Please consult my collector information pages and glossary of terms page linked below, if you are not sure what the descriptions mean. Your comments are always welcome, as are your inquiries, if you have questions about these historic collectibles.Enjoy your browsing!
Although we tend to look at our history in a vacuum, the rest of the world has always eagerly followed events in the United States. This was especially true during the Civil War. With the secession of the southern states, enemies of freedom everwhere gleefully celebrated the apparent self-destruction of the world's only experiment in democratic self-government. The success of the United States had been a thorn in the side of Europe's petty Kings and Emperors, whose people looked across the ocean for a model of how they might live as well, free of their arbitrary authorities. There was strong support for the insurgency among the English aristocracy, who identified with the highly class-structured Southern society and its controlling slaveholder elite. British diplomatic recognition of the rebels, with subsequent financial and military aid, would almost certainly have won the Confederacy’s independence, just as the American Revolution would have failed without French economic aid and military intervention. Southern strategists counted on the enormous value of cotton to clinch British support for their cause. Cotton was the U.S.'s most valuable export commodity and was in great demand in English textile mills, yet Southerners were unaware of the fact that "King Cotton" had been dethroned by 1861. English merchants had already begun growing short-strand cotton in the Empire's Egyptian and Indian possessions, and as valuable as cotton was to the American economy, it amounted to only 10% of the nation's agricultural output. In addition, British trade with the northern manufacturing states was more lucrative than that with the cotton states - and perceived economic advantages are always the root cause of participation in or refraining from armed struggle.
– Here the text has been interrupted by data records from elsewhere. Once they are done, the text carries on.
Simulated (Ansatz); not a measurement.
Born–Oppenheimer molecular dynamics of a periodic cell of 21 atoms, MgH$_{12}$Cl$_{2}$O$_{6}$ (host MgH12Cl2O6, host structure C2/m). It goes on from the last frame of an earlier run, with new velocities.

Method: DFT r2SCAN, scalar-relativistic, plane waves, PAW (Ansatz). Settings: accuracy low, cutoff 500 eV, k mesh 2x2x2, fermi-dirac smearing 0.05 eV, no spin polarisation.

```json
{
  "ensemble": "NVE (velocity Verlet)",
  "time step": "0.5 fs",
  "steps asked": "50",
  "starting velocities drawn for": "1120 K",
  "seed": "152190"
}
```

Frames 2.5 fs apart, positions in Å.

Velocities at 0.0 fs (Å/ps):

Britons of all classes were solidly opposed to human slavery, which England had abolished throughout her vast empire in 1834. Working people in particular supported the Union war effort, despite the cost to themselves. Literally millions of mill workers faced destitution, as British mills cut back production during early wartime cotton shortages. Southerners cynically hoped that the spectre of class warfare in Britain would frighten the leaders of the world’s mightiest superpower into alliance with them. Lincoln’s brilliant stroke of turning the war to preserve the Union into a campaign to end slavery was aimed primarily at Great Britain, and doomed Southern hopes of support from that nation, as well as from France and Russia, whose governments her diplomats had also courted. British newspapers are generally strongly pro-Confederate and hostile to the United States' leaders and war effort. They contain splendid perspectives on the conflict that are not to be found in any other contemporary accounts. Their correspondents traveled and marched with rebel forces and sent home vivid pictures and words of what life was like in "rebeldom." The English pictorial newspapers, chiefly the great Illustrated London News, the world's first pictorial newsweekly, contain the highest quality wood engravings of American news. They are very similar in style to the American Harper's Weekly and Frank Leslie's, and offer glimpses into life in the South and the North, the like of which are not to be found elsewhere. For this reason I am proud to include these often overlooked treasures among my Civil War catalog offerings. For more on Britain's involvement in our war, and how its government's actions (and inaction) profoundly affected its outcome, we recommend Amanda Foreman's new book "A World on Fire, Britain’s Crucial Role in America's Civil War" (2011).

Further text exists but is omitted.